Friday, December 3, 2010

Being Gay and Happy

As the gay debate continues to attract widespread opinion in Kenya and the United States, I find it hilarious that it is the straight people who are at the forefront of defining the Gay agenda.  Yesterday Senator John McCain disagreed sharply with the pentagon chiefs claiming that the “Don’t ask, don’t tell policy” which bars gay people from serving openly in the military should not be repealed as it will affect combat troops. In Kenya, Prime Minister Raila Odinga was forced to retract a statement  he had previously issued at a meeting in Kamkunji, calling for the arrest of gay people.

The issue of Homosexual in Africa has been in the closet for centuries. It is considered a taboo and has never been confronted until recently when a group of Gay people in different parts in Africa begun to emerge and question why they are discriminated based on their sexual preference and why their right to choose is not considered part of the inalienable Bill of Rights package. Religious fundamentalists have used their religious books to oppose these gay rights campaigns on the basis of gaysm being contrary to their spiritualism. The moralists tends to lean on the premise that the gay lifestyle is unafrican while the liberals especially in Kenya support Gay rights privately for fear of backlash and dogma associated with such viewpoints. Majority of straight people who oppose or support the gay identity tend to be closed cocoons allowing the debate to wallow in mediocrity and emotion rather than common sense and humanity.

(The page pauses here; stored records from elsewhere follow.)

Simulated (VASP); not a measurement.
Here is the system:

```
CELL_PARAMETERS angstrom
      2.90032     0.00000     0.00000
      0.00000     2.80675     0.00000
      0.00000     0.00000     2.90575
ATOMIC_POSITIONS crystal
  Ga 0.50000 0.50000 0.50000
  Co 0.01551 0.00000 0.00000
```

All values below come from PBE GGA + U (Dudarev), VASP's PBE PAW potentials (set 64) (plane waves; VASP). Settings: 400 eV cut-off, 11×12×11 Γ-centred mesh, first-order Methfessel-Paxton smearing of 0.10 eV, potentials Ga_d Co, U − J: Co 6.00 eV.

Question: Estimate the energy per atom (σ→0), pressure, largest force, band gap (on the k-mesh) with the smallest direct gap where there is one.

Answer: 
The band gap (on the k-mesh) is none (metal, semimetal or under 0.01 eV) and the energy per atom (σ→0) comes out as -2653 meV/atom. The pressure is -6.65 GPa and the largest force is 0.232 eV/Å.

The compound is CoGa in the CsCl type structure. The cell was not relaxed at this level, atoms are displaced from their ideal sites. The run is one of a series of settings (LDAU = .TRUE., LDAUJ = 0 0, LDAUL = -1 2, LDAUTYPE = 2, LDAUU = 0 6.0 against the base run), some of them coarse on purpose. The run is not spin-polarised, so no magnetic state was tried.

Gays have existed since the advent of time. It is astonishing that a group of condemned, despised and hated people have survived without the ability to reproduce from the early patriarch period through the 21st century. We can easily call this group the endangered tribe that has refused to extinct.  This paradox and fact should guide any and each debate since time alone has  shown being homosexual is more than mere casual sexual encounters by perverts as Christian fundamentalists and moralists would want us to believe.

First, the society has greatly misunderstood what gaysm is all about and instead accepted narrowed definition that gaysm and homosexuality is all about being top, versatile or bottom. About anal or back entry among men and dildos among lesbian women. This viewpoint is a façade that has ensured  other social physiological reasons are not explored at least by the general populace beyond this simplified, chauvinistic and narrow mindedness.

Secondly, societies especially in Africa tend to harshly judge men who have sex with other men than lesbian women. Actually, in a recent study, 68% young men between ages 18-45 said they will be turned on sexually seeing two women kissing each other and turned-off or feel disgusted seeing two men hold hands. This leaves the question of men hate of other men who sleep with men is a cultural,religious or societal conditioning.

In his book, Velvet Rage, Alan Downs, Ph.D, says “The experience of being a gay man in the 21st century is different from that of any other minority, sexual orientation, gender or culture grouping. Gay people are different from on one hand, women, and on the other hand straight men. Their lives are a unique blending of testosterone and gentleness, hyper-sexuality and delicate sensuality, rugged masculinity and refined gentility.”  This is the point that proponents and opposers miss entirely when discussing the gay issue. The classification of this group has often been seen from a media and Hollywood viewpoint and often bombarded the society with the images and perceptions of the effeminate man to their horror and disgust. Armed with this little information, the groupings quickly form and the Gay  discourse is never explored or agreed upon beyond the question of why should anyone have sexual encounter with the same sex when there are so many opposite species?

I think  Gay men especially in Kenya should blame themselves for their fear and inaction to contribute to the current debate. The fear that if they take a stand they will be suspected keep even the very straight who would otherwise support quiet since the affected men themselves  save for the few brave souls that have been on the forefront of advocating equality tend to conform to the norms, barricade their true feelings, marry and end up living a life that is contrary to their true self.

The greatest contribution any opposer or proponents of the Gay issue can give is  to begin to encourage  Gay people to listen and hear their own story. It is the Gay,  lesbians and trans-gender people that need to hear their own story on their own terms. They need to know that God is not worried or wringing his hands about their sexual orientation. He is not afraid, upset or angry. He already accepts and love them the way they are and his love is unconditional and forever. Any Gay person need to know that sexual orientation is never the most important question, the question is really secondary to the desire to be loved, to belong, to be accepted and to love in return.

The second contribution perhaps is to begin to change our thoughts that are deeply internalized and held beliefs that being gay is unacceptable, unlovable, shameful and shortly  flawed. For successful people are those that build a life based on their own value and passion rather than providing to the world a false identity in the quest to be lovable and desirable.